We here close our extracts, earnestly trusting that our readers will obtain the Charge for themselves, and add it to the invaluable testimonies of a similar kind we have had from some of the prelates of our own Church. We have given it here a greater prominence than the latter, both because of its very recent appearance, and also from the circumstance of its being not so likely to be extensively known in this country as a Charge of one of our own bishops.

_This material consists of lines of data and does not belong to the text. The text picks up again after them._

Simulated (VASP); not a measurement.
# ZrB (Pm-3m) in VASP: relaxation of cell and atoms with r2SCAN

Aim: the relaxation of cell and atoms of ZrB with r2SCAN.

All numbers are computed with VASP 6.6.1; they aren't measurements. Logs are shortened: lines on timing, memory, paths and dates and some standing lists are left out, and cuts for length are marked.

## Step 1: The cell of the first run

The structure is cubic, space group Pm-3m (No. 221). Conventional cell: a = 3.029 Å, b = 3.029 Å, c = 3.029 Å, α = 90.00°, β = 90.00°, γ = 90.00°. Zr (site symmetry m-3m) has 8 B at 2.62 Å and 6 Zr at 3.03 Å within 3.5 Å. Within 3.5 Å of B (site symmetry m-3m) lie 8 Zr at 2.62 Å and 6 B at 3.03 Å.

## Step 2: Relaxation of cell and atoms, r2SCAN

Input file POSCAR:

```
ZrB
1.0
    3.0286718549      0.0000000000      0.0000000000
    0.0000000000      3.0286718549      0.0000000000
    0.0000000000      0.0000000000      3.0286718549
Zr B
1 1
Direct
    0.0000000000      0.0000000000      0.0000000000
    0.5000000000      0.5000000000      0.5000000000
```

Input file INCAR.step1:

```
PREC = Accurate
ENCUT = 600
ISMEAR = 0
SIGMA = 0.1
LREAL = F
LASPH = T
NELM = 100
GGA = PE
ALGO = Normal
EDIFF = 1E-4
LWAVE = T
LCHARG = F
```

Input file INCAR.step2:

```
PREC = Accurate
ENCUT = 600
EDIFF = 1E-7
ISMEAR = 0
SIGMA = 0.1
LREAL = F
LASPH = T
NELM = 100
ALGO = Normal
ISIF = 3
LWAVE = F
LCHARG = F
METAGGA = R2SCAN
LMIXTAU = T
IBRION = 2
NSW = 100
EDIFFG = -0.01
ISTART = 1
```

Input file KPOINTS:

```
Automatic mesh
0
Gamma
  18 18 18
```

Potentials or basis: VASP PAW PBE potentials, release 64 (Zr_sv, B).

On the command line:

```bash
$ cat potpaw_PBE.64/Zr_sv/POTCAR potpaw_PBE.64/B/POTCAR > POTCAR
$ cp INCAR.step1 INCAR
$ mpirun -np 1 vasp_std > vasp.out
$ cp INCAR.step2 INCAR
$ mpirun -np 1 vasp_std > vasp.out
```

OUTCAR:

Appended to the Charge is a note, containing the Bishop's remarks to his CONVENTION on the painful occurrence that has recently taken place in the Diocese of New York, in the ordination by the Bishop of that Diocese of a young man of directly Tractarian sentiments. The subject is of too much importance to be taken up incidentally as it were in this place, and therefore we will only observe that the Bishop's remarks upon it strike us as peculiarly just, wise, and temperate. He is evidently quite alive to the gravity of the occurrence, and the important consequences which it involves to the well-being of his Church. He sees clearly that the ordination of a person holding the sentiments avowed by Mr. Carey, goes to destroy its vitality as a herald of Gospel truth; and therefore he feels himself bound to enter his "most solemn protest" against it. It is pleasing to observe that the Convention to which his remarks were addressed, recorded upon their minutes a "hearty response to the sentiments of their diocesan." The occurrence has created, the Bishop tells us, a great deal of excitement, anxiety, and alarm throughout their Church. This is a hopeful sign that its true character is appreciated, and that something will be done tending with God's blessing to stay the progress of the plague. The future purity of that Church depends altogether upon the course of its proceedings with regard to this case.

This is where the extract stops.